Edward “Blackie” Williamson- Author Interview (2019)

Blackie Pro Pic in Color300 (1)

It brings me great pleasure to introduce a new book out called The Vampire and the Black of Night by my pal Blackie. We met in the horror community on Twitter and he has fast become a great influencer. It was really great to find out about his book and wanted to make sure other people got to know him and his writing. The book is evocative, bringing back stories reminiscent of Stephanie Meyers’ Twilight and A Shade of Vampire by Bella Forrest with a great blending of fear, intrigue, and romance. So let us get to his illuminating answers to my questions:

 

1. When did you first realize that you were a fan of horror?

When I was five-years-old. The Blob played on Creature Feature, put on by the Acri Company in the Quad Cities, then years later I worked for the Acri Company in Peoria, Illinois: meant to be. My love of horror grew from there as I continued to watch brutal horror as a little boy—my sick parents let me—Trilogy of Terror with the killer voodoo doll, The Legend of Boggy Creek, Carrie, Salem’s Lot. I can still remember jumping when Carrie’s hand came out of the grave, what a rush! It just grew from there.

2. What are some of your favorite horror films?

All Hallow’s Eve with Art the Clown, which went there with extreme horror—SPOILER ALERT!—beheading the kids. Hereditary, which revived American horror (for the longest time only other countries were doing horror), and the usuals: The Exorcist, The Shining, Jaws.

3. When did you get the writing bug?

I knew when I watched The Ring that I wanted my first monster to be a little girl. I was up half the night thinking that creepy kid was going to come out of my TV. I came up with the idea for a Wiccan horror novel with a sadistic little girl who’d been through the mill, losing her parents who were killed gorily, and she was becoming a Hedge Wiccan—Hedgers can hurt people, no “harm none, do what thou wilt”—and going after a man, this Christian at her church. It demanded to be written. Of course, I gave it the ax because it was my first novel, so I put it under the bed and wrote another one, a horror novella called Under the Bed, in the Closet, Dread, which was a little better. I’ll provide that at the end of one of my novels, for the other two are around 50,000 words, not 90,000 like my current one. From there it just infested me and took over my life.

4. Favorite authors and or books that inspire you?

Everything from Rosemary’s Baby by Ira Levin, The Haunting of Hill House by Shirley Jackson, and The Exorcist by William Peter Blatty, to The Vampire Diaries by L. J. Smith and iZombie by Chris Roberson and Michael Allred, the latter a series of graphic novels. It just has to interest me and not have sparkling vampires or other twinkly monsters. Then I can put up with the romance.

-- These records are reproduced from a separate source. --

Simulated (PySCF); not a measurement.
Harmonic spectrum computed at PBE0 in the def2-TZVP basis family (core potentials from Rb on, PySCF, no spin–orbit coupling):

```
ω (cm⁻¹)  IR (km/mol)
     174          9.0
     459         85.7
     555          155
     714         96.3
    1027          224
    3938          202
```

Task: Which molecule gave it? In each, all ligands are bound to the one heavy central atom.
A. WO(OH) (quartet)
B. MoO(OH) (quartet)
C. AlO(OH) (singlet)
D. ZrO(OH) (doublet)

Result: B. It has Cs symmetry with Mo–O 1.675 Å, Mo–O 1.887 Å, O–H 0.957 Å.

5. This book is a little different themed, what made you want to write about it?

I don’t consider it different themed at all. Dracula by Bram Stoker had romance as well as terror. For me, it’s just natural. In real life, we have fears, but we also fall in love, have sex, get married. Also, it was a challenge to write about romance as a guy, and I rose to it.

6. What is it about vampire lore that you think find so interesting?
Honestly, I think it’s because Nosferatu lore and vampire-and-human hookups are sexy. I saw this vampire skin flick on Skinemax, and it was just so fucking hot I can’t tell you. Just burnt me up on my couch. The Hammer films knew this.

7. What did you find difficult about the writing and publishing aspects of this book?

I embraced everything difficult. I think it’s better to rise to the occasion then bitch and whine that it’s too hard. The hardest was writing 80,000 words of this stuff. I had to go through things too quickly, the protagonist’s marriage and child, which shouldn’t have happened till the sequels, but it’s also cool that there’s so much going on. Vampire ancients from other countries were tricky too. I had to learn other languages. No agents would touch it, but that doesn’t bother me. So many great books had to be self-published. I’m thinking of Ania Ahlborn and Seed, as well as her other novels. I’m going to see the challenges though.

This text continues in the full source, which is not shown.